Inside Big Runs From Week 11
Chris Ogbonnaya, CLE / 1st Quarter, 43-yard gain (vs. Bengals)
The Browns were in 21 personnel (2 RBs, 1 TE, 2 WRs) out of the I-formation and ran an outside zone play right toward the tight end side with a wide receiver coming around the backfield as a handoff decoy to hold the backside contain. Bengals DT Brandon Thompson shot the inside against RG Shawn Lauvao and got into the backfield quickly, causing Ogbonnaya to make his backside cut earlier than expected. The Bengals were reading their keys and flowing with the direction of the ball and the backside defenders didn’t even seem to see Ogbonnaya run right past them on the way to a 43-yard gain.
Chris Ivory, NYJ / 4th Quarter, 69-yard gain (vs. Bills)

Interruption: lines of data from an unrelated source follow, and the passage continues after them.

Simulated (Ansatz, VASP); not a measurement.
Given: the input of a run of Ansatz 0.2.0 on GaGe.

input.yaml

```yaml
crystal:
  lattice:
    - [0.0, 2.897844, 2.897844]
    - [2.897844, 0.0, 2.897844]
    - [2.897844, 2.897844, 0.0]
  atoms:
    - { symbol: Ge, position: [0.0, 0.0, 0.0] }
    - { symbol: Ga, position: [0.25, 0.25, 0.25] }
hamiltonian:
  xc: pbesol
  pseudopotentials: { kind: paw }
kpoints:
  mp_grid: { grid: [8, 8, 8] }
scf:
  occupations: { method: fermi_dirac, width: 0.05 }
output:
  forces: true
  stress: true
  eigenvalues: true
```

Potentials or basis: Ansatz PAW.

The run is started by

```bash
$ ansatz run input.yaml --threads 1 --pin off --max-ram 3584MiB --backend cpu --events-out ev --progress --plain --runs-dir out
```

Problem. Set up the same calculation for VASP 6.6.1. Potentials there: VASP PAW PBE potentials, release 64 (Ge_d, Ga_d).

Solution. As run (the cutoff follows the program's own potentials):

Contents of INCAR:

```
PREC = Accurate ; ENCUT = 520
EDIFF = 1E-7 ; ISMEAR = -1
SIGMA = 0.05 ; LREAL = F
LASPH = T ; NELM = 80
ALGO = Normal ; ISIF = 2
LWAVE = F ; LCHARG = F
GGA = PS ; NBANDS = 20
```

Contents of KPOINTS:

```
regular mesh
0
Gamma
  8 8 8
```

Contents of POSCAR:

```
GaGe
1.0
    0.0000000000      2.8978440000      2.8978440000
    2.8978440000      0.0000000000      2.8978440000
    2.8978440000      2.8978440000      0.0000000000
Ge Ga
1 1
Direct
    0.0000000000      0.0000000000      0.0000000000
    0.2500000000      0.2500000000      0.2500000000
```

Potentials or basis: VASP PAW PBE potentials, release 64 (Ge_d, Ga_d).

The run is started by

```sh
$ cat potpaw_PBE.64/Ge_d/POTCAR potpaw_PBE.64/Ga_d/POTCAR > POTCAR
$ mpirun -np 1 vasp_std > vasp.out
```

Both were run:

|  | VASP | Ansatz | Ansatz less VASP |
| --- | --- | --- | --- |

The Jets were in 11 personnel (1 RB, 1 TE, 3 WRs) with Geno Smith taking the snap under center and Ivory behind him. The Jets ran Stephen Hill in motion and, like the Browns, used the receiver as a handoff decoy to freeze the backside defender, who happened to be a safety blitzing off the left edge. The Jets ran an inside zone play starting right toward the strong side but then Ivory cut it way back over the backside B-gap and found tons of room with the safety contain occupied by the handoff decoy and with the Bills' defensive front over-committed.
Ray Rice, BAL / 1st Quarter, 47-yard gain (vs. Bears)
The Ravens were operating out of a Pistol formation with 11 personnel, and the tight end lined up on the left on the line of scrimmage. They ran their stretch play toward the strong side (left) with just a slightly wider track than some teams run their outside zone. Julius Peppers got his shoulders turned and didn’t stay square to the line of scrimmage, which allowed LT Eugene Monroe to easily run him out of the play. Left guard A.Q. Shipley got up the second level on the linebacker and pushed him toward the sideline while center Gino Gradkowski used proper technique to wall off the Bears' nose tackle. On most long runs, there is a breakdown on the defensive side and such was the case here as the Bears' safeties took bad angles to Rice on the play. Oh yeah, Marshal Yanda may have held a little bit on his backside block, but those things happen.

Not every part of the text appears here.